Tartarus makes for very pleasant listening– the plot is brisk and the performances are largely excellent, whether it’s Davison’s Doctor alternately fanboying over and bickering with Cicero, Barnett being snippy and instinctively commanding back, Tegan showing her usual impatience with the inequities of Roman society, or Tracy-Ann Oberman in what’s sort of the title role– but in hindsight I don’t think it does as much as it might with the mythology-come-to-life angle. It’s the kind of thing Doctor Who and other SFF franchises have done often enough, and making it feel fully rewarding here would require a great deal of specificity and cleverness. The ultimate explanation is also an old science fiction trope, one that pays off in a way that feels more like a homily than the conclusion the character involved would actually make in the real world. A major part of the climax involves Cicero’s rhetorical skill, and I don’t mean it as any slight on David Llewellyn’s skill (not to mention Samuel Barnett’s) if I suggest that that moment doesn’t quite come off. I appreciate the effort nonetheless, and I look forward to hearing more of their collaboration when the Big Finish Originals come to the top of my Big Finish backlog.

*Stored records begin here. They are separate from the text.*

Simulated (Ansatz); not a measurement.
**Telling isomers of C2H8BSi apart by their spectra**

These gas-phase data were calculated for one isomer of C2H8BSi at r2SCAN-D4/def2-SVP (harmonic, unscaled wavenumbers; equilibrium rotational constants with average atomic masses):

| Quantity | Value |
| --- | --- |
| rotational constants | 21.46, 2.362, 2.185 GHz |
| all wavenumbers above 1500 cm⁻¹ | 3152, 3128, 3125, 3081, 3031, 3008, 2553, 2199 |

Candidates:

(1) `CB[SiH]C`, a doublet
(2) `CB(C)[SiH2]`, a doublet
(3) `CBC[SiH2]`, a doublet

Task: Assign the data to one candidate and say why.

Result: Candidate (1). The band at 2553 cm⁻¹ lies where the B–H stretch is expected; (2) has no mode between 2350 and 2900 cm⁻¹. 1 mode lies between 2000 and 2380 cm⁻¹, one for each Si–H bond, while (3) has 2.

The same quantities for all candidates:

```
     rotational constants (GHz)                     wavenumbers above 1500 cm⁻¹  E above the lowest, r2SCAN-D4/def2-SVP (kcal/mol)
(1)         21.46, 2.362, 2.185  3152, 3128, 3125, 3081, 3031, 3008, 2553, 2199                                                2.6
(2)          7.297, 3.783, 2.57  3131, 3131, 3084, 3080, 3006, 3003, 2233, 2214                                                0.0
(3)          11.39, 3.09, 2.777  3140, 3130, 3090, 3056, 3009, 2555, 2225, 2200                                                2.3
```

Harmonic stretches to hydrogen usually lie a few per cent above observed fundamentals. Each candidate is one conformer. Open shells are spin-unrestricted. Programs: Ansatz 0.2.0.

Tartarus is the first in an initial trilogy of Marc stories, and the end of its charming-but-otherwise-pointless framing device (in which Cicero narrates the story’s events in a letter) sets a pretty effective hook for Marc’s ongoing story. Before that hook leads anywhere, though, we have Interstitial/Feast of Fear, another pair of two-parters. This is the first time I’ve felt that two-parters from Big Finish were definitely benefiting from the shorter format; unfortunately, it’s not because they’re great, but because being shorter makes them unobjectionable instead of outright dull. They both start promisingly enough, perhaps because the shorter form prevents any throat-clearing preliminaries. In Interstitial, the TARDIS lands on a seemingly deserted space station where something has gone wrong with time, while Feast of Fear opens in media res, with Nyssa as the cruel ringmaster of a bizarre circus and the Doctor wandering around blindfolded spouting gibberish.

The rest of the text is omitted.